Licancabur is a stratovolcano on the border between Bolivia and Chile, south of the Sairecabur volcano and with the Juriques volcano to the east. It is part of the Andean Central Volcanic Zone of the Andes, and it forms a 5,916 metres (19,409 ft) high prominent cone. A summit crater with a diametre of 400 metres (1,300 ft) caps off the volcano, a crater lake named Licancabur Lake lies in the crater and is among the highest lakes in the world. Three stages of lava flows emanate from the volcano, which is constructed on Pleistocene ignimbrites.

Licancabur has been active in the Holocene, after the ice ages. No historical eruptions of the volcano are known, but lava flows extending into Laguna Verde have been dated 13,240 ± 100 BP ago. The volcano has principally erupted andesite with minor amounts of dacite and basaltic andesite.

The climate on the volcano is cold, dry and very sunny, resulting in a high amount of ultraviolet radiation. The volcano is not covered by glaciers, but vegetation like cushion plants and shrubs can be found lower on its slopes. Chinchillas were formerly hunted on the volcano.

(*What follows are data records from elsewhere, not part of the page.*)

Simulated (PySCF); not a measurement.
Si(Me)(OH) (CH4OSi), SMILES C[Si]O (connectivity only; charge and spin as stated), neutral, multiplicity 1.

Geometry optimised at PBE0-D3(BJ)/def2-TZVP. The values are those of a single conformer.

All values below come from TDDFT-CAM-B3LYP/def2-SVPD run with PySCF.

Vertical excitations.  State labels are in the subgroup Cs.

The volcano is considered a holy mountain by Atacameno people, and is considered to have a relationship to Cerro Quimal. Archeological sites have been found both on its slopes and in the summit crater; the summit crater site may have served as a prehistorical watchtower.

Naming[edit]

The word Licancabur comes from a Kunza name used by the Atacameño people to refer to the volcano: lican (people or pueblo) and cábur (mountain), thus meaning "Mountain of the People".[2]

Geography and geology[edit]

General setting[edit]

The Andean Volcanic Belt is generally subdivided into three main volcanic zones, the Northern Volcanic Zone 2° N-5° S, the Central Volcanic Zone 16° S-28° S and the Southern Volcanic Zone 33° S-46° S. Active volcanism occurs where the Nazca Plate subducts beneath the South America Plate. They are separated by zones where subduction does occur as well, but is much shallower and where there is no present day volcanism.[3] The existence of these regions of shallower subduction has been variously attributed to a high speed of the plate collision, young age of the subducting oceanic lithosphere and the curvature of the subducting plate. The most plausible theory is that variation of the buoyancy of the subducting plate creates flat subduction zones.[4] For example, the Cocos Ridge, Juan Fernandez Ridge and the Nazca Ridge are associated with such volcanic gaps where they collide with the trench.[5] The subduction of spreading ridges can also diminish volcanism, as observed for the Chile Rise farther south. Potentially, the buoyancy of these crustal structures hampers their subduction and reduces the supply of water to the mantle,[6] which induces the formation of melts.[7]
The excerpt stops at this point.